Considering Biases at the Data Cleaning Stage

Chris’s work on hierarchical clustering made it clear that the families in our data are dynamic. They often change across enrollments, growing as children are born and family members reconnect, shrinking as members break away and occasionally reappear in enrollments with other families. The data reflects the complex and mutable relationships that comprise families – which makes perfect sense, since no family is truly static. This raises questions about how to best track a family and its characteristics, and how our methods will ultimately affect the results of our statistical analysis.

This issue alludes to the broader challenges of data bias, which are introduced to the data by the decisions we make about which variables to track and which variables to ignore. A common theme that has emerged from the data science workshops we’ve attended is that collecting and cleaning data is an inherently subjective process. Many data sets are collected by a particular entity to answer specific types of questions to accomplish a particular goal. The quality of survey data often hinges on the wording of the survey questions, which can be influenced by the researcher’s own biases. A confusing or misleading question can lead to a misleading variable. Therefore, to an extent, data reflects the researcher’s values and belief systems, and does not necessarily quantify objective truth.

Similarly, the way we track families may be informed by our own ideas of what it means when families change, and what variables best characterize these families. Therefore, it is important for us to keep in mind that the final “clean” dataset that we ultimately use for statistical analysis contains various derived variables that reflect the way we think families behave. Thinking about biases inherent to the data-cleaning stage - well before we even begin any statistical analysis - is an important and often overlooked issue in my field.

Fields like economics place much of the scrutiny on p-values, which are used to judge the effects of regressors on a dependent variable in a statistical model. However, a p value is simply the probability of getting the same results (or more extreme results), given that the null hypothesis (that your regressor has no effect) is true. A small p-value does not necessarily mean that you have proved causality or even correlation, especially because arbitrary levels of statistical significance can be achieved by changing the ways in which data is cleaned and summarized

Figure taken from this article by Jeffrey Leek and Roger Peng.
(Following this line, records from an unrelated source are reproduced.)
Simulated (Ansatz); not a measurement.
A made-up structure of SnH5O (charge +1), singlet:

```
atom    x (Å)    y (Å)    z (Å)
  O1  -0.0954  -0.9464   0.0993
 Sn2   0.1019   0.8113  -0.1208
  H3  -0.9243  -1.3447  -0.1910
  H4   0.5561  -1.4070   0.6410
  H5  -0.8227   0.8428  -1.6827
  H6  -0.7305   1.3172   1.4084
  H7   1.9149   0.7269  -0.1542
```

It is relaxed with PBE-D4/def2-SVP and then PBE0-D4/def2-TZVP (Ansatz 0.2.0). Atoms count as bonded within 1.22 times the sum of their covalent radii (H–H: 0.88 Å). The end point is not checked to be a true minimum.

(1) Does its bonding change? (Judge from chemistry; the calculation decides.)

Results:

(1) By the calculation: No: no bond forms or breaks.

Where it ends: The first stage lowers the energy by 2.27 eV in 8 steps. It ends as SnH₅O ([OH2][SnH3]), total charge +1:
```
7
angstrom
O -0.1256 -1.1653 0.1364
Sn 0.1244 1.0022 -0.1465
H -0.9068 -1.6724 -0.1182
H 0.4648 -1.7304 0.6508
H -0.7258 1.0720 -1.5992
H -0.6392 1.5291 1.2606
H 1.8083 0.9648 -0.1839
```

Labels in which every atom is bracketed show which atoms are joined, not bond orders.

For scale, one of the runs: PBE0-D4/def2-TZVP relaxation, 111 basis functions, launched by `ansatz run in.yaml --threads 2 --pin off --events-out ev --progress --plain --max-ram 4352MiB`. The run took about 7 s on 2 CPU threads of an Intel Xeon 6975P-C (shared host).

Weeks of data cleaning have taught me that the same amount of scrutiny that is placed on p-values should also be placed on the steps that come before statistical analysis, when we are constructing our derived variables and making decisions about how to understand changing families. To minimize bias at the data cleaning stage, we have been getting as much context on the data as we can from the county data leads, who have more intimate knowledge about how the raw data was collected and how certain variables should be interpreted. We also aim to supplement our measures of statistical significance by adding a machine learning component to our analysis through, among other methods, regularized regression, which will prevent over-fitting and make the model generalizable to new data.